Rosa Parks, icon of the civil rights movement, has died. The news is full of her passing. Ms. Parks, 92 when she died yesterday, is known far and wide as the African-American woman who refused to give up her seat to move to the "colored" section in the back of a Montgomery, Alabama public bus. She was arrested, sparking the Montgomery bus boycott, which many see as the first time the civil rights movement for African Americans (who we then called "Negroes") really took hold in the public consciousness. Oddly enough, I mentioned the Montgomery bus boycott in my blog entry yesterday.

The civil rights movement was not new then -- it was just then that it began to gain real national attention and got fixed in folks' minds.

Rosa Parks' act too got fixed in people's minds. Less well known is the fact that Mrs. Parks did not just "happen" to be tired that day -- her act of civil disobedience had been carefully planned. She was seen as the ideal person to be arrested for the desegregation case that civil rights legal organizers had wanted to bring for a while. Parks was an organizer herself.

You'll be hearing all about this, I'm sure, in the many accounts that will now come in the wake of her passing. Go to google news if you want to find out more about this aspect of Mrs. Parks's action.

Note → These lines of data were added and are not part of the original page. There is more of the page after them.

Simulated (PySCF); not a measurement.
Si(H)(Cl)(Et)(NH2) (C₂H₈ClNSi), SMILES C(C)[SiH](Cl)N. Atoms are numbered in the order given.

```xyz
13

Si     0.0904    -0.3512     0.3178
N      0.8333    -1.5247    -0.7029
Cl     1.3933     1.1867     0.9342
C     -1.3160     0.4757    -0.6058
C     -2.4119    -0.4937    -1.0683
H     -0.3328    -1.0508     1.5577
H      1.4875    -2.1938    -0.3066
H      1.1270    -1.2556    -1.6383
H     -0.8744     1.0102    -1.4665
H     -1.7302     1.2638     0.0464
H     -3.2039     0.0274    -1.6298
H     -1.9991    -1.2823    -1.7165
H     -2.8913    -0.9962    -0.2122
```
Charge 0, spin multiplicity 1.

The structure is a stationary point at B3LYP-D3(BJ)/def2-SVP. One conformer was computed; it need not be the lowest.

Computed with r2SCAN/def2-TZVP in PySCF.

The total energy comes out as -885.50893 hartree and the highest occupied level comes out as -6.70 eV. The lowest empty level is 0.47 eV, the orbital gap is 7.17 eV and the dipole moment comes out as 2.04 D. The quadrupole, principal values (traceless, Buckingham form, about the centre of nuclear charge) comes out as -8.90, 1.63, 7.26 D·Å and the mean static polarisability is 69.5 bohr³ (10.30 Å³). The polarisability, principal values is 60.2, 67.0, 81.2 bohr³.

I recall a different Rosa Parks. This Rosa Parks, in Detroit where she lived in the later years of her life, was contacted by ADAPT when they were in full flush of their national fight to ride the public's buses. It was 1986 and ADAPT, as was the group's practice, had come to Detroit to hassle the American Public Transit Association, which was holding its big trade convention there.

ADAPT had asked Rosa Parks to lead their parade through downtown Detroit. For years ADAPT activists had been using Rosa Parks as their icon as well -- often appearing at protests with name tags reading "My name is Rosa Parks" -- trying to make the public connect their protest with the civil rights movement. "A civil rights movement was born when people refused to ride at the back of the bus. We can't even get on the bus," was an often-quoted soundbite from ADAPT in those days.

Rosa Parks failed to appear at ADAPT's press conference and march October 5.

In a letter to ADAPT two days before the march, Parks cited "the traumatic manner in which you choose to dramatize disabled Americans' lack of access to public transit" as her reason for backing out. She didn't want to "embarrass the city's guest and cripple the city's present transportation system," she said. (From the Advocado Press book To Ride The Public's Buses.)

CBS News's Ed Bradley disputed that Mrs. Parks had ever promised to appear.

The whole thing was peculiar. But it has stuck with me all these years, and when I think of Rosa Parks, that, mostly, is what I remember.


Comments

It's my impression that late in life, Parks' public appearances were increasingly "handled" by her advisors. She left public life entirely by the end of the 1990s, when progressing dementia had made it too difficult for her; and there was some impropriety in the handling of her accounts after she had turned them over to others' care. A guardian was appointed last year to oversee her financial affairs. I don't know what the state of things was in 1986, but maybe some of the "peculiarity" was a result of misguided advice or muddled communications from her associates?

Wow. I was aware of her previous activism, but didn't know about the disability access bashing. That's too bad.

I wonder if she felt that her name or image was exploited by the disability rights activists? Or if she was offended by the comparison of the civil rights movement with the disability rights movement? It reminds me of how the black community sometimes gets angry about the gay-lesbian-bisexual-transgender community comparing their struggle for equality to theirs. I don't know if these groups really want exclusive ownership of their image or if they are really just discriminatory against these other groups. In any case, I think it's lousy. I guess we just have to have our own damn movement and let it stand alone for what it is.

Penny, I was wondering the same thing. In her later years, she sued some rap group for using her name in a song. She really was too out of it to understand or probably care about it, though - all the news articles were painting it as a story of her family taking advantage of her for financial gain. As I recall it wasn't a negative song either.

I've mentioned the somewhat veiled attacks on nonwhite Americans that appear so often on disability blogs to you before, and here's another.

Some years ago, I was an observer of a disability chat in which most of the group had mobility problems, including amputations and paralysis. They were the most viciously racist people I've ever encountered anywhere, including when I was on a legal team that represented the Ku Klux Klan in law school. The participants in the disability chat spent a significant amount of their time sneering at nonwhites, including expressing desires to do violence. Fortunately, most of them could not hold a gun, though. Perhaps the hostility toward people of color many disabled whites apparently feel is a form of psychological projection. Since nonwhites have been acceptable scapegoats for so long, it may feel like the 'natural' thing, with reasoning like 'I may not be able to wipe my own ass, but at least I'm not a n------.' (That's a paraphase from a case involving a paralyzed white man convicted of hate crimes against a black neighbor.)

As for Mrs. Parks, it was her decision whether she wanted to participate in a disability protest or not. Why do you think that disability movement advocates should have been able to order her to participate? It is not as if she was a slave, after all.